Laramie High School Football plans to implement changes to its summer lifting programs to improve athleticism.

Coach Clint Reed has been the head coach of LHS Football for a year and plans to make changes based on his observations from last season.

“You know, people in the community want us to have a strong football program and that starts with the understanding of the community,” Reed said. “We’ve had so many coaches that moved in from out of state that were great coaches, but had no idea how to build trust in a tight knit small town like Laramie.”

Reed has been coaching football for 23 years in Laramie and plans to use his connections to better his athletes’ improvement.
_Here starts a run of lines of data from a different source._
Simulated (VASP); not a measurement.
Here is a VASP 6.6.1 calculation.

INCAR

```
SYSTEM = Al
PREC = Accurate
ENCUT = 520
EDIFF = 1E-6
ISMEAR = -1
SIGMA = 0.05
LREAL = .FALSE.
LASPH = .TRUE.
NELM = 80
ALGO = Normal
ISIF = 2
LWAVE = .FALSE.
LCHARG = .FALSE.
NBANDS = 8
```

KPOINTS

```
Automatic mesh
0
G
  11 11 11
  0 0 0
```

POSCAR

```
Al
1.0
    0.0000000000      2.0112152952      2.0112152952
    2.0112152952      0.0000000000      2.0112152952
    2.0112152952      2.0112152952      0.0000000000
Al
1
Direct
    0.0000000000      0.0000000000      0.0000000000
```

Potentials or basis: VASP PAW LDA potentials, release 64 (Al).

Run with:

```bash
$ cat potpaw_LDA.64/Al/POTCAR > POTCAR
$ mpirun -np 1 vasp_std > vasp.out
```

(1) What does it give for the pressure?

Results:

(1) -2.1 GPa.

Last football season, a large amount of athletes from LHS had severe injuries that prevented them from participating in sports for months at a time.

“We’re working with Premiere Bone and Joint to establish a program of training that will help better protect athletes from injury and to educate the staff as well as the students on how to better manage their bodies,” Reed said.

Unlike coaches in the past, Reed understands that he has a responsibility to give athletes the required amount of rest they need, both in season and off season.

“I feel like a lot of coaches take for granted the amount of work that young athletes are putting in to their sport and sometimes multiple sports throughout the year,” Reed said. “Sports are very straining on the body and if you don’t take the time to rest in the off season, their young bodies are going to break. We as coaches need to check ourselves and hold ourselves accountable to protect them.”

Reed is also holding a summer lifting program for high schoolers as well as younger players. June 4 through Aug. 2 are when summer workouts begin. 6:30-8 am is team lifting; 8-9 am is team agility training.

“The offer stands for younger kids who play in junior high as well,” Reed said. “It is important for our football program as a whole that all generations of athletes are being trained correctly. Younger kids don’t have to be intimidated by working out with high school students. If we can get them in and learning how to properly train their bodies, then they will be adequate athletes by the time their high school career comes around.”